- Kenyan legislators have given President Mwai Kibaki a go-head to deploy the military in the contested Migingo islands in the Lake Victoria in case diplomacy fails. This is despite the Ugandan government having vowed to solve the disputed island with diplomacy.
The Members of Parliament passed a motion yesterday approving the deployment of military in the contested island, saying the Ugandan government was dragging its feet to resolve the land squabble.
However the Ugandan government has described the motion as a joke insisting the row is a small issue that does not warrant military deployment.
Local media reported the Uganda Media Center boss, Fred Opolot saying: “We are not taking this motion seriously because these were just few MPs who take the advantage of the absence of other MPs to pass this unfortunate motion.”
Earlier this month, Uganda's President Yoweri Museveni sparked fury among legislators when he said the disputed Migingo islands currently under Uganda control belonged to Kenya but the water around the Island was Ugandan.
The MP’s said the comments made by President Museveni were an insult and derogatory to the Kenyan government and its people.

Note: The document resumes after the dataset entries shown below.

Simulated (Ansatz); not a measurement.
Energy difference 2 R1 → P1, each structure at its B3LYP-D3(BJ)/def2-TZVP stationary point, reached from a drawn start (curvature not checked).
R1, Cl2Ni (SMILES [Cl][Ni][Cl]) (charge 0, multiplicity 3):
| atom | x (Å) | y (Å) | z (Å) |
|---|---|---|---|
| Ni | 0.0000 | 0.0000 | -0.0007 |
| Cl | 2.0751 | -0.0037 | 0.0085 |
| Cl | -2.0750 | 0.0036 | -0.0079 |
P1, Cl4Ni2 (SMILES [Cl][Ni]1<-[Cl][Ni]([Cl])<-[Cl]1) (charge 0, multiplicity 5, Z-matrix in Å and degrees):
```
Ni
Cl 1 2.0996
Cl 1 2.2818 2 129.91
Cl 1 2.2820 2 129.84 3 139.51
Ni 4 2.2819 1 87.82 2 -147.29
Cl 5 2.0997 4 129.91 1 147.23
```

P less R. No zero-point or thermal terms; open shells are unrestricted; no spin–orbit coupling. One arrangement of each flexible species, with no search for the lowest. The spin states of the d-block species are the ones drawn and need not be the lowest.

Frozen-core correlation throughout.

Uganda believes that the passing of the motion does not define general consensus of Kenyan parliament, saying there were few legislators in parliament who took advantage of the situation.
The Motion also urged President Kibaki, as the Commander in Chief to use all resources at his disposal to reclaim the Kenyan land.
Kenya and Uganda have been in a bitter spat over the ownership of one of the smallest of the Migingo islands which Uganda has laid a claim on since 2008 though it is closer to the Kenyan borders.
Uganda has occupied the island since 2004 but Kenya maintains that it is on its side of the border. Tensions began to rise when Ugandan security began charging Kenyans residency fees on the island.
Waters around Migingo are rich in fish, whereas other parts of Lake Victoria have been decimated by over-exploitation.
Earlier this month, the two East African nations began a joint survey to verify ownership of the Migingos in the Lake Victoria. The exercise was due to last two months, with both countries' experts to consult the colonial demarcations.